Tuesday, February 07, 2006

Hard Intangibles

Imagine a square drawn on a plane surface; now imagine a cube, which is a square in three dimensions. How many edges does the square have? The cube? Now imagine a hypercube, a square in four dimensions – how many edges does it have?

Answering the first two questions is easy, since we can visualize squares and cubes; answering the third is harder, since we can’t imagine four dimensions. Of course, calculating the number of edges for an n-dimensional hypercube is trivial if you know a little maths (it’s n.2^(n-1)).

I divide hard problems into two categories: those that are hard for human intuition to handle (called human-hard problems) and those that are hard for reasons intrinsic to the problem (called plain ol’ hard problems). Figuring the number of edges for an n-dimensional hypercube is human-hard for n bigger than 3, but isn’t plain ol’ hard.

Human-hard Problems

I define human-hard problems as ones that we find hard to solve by intuition (which is partly innate and partly learned).
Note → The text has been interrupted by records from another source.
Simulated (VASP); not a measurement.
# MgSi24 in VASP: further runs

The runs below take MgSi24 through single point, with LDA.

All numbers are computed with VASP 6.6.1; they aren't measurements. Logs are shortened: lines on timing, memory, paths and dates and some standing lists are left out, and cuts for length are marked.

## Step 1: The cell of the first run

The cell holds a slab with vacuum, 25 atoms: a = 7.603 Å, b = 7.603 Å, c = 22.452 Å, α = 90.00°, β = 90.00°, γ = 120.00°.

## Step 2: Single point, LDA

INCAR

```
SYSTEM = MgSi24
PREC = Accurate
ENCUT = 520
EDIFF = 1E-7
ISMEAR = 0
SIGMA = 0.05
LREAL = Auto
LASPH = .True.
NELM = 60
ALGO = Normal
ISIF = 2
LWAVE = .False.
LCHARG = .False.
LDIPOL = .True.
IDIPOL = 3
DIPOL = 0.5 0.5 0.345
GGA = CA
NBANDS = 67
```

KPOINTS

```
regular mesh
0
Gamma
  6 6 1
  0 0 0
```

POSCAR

The entire field of behavioral economics is devoted to ways in which people are not “rational agents” in economic terms. We find it hard to come up with solutions which seem obvious technical perspective of classical economics. Here’s an example from Mullainathan & Thaler’s entry on Behavioral Economics for the International Encyclopedia of the Social and Behavioral Sciences:

An example involving loss aversion and mental accounting is Camerer et al’s (1997) study of New York City taxi cab drivers. These cab drivers pay a fixed fee to rent their cabs for twelve hours and then keep all their revenues. They must decide how long to drive each day. A maximizing strategy is to work longer hours on good days (days with high earnings per hour such as rainy days or days with a big convention in town) and to quit early on bad days. However, suppose cabbies set a target earnings level for each day, and treat shortfalls relative to that target as a loss. Then, they will end up quitting early on good days and working longer on bad days, precisely the opposite of the rational strategy. This is exactly what Camerer et al find in their empirical work.

This mismatch between the behavior of humans and the mythical Homo economicus wouldn’t matter if economics were only a model. However, society has used the models of classical economics to create artifacts like financial markets and lotteries where the mathematics, not human experience, is the defining principle. Human biases like anchoring, risk aversion, confirmation bias, false consensus effect, the illusion of control have real-world consequences in such worlds. Acting rationally in places premised on classical economics is human-hard.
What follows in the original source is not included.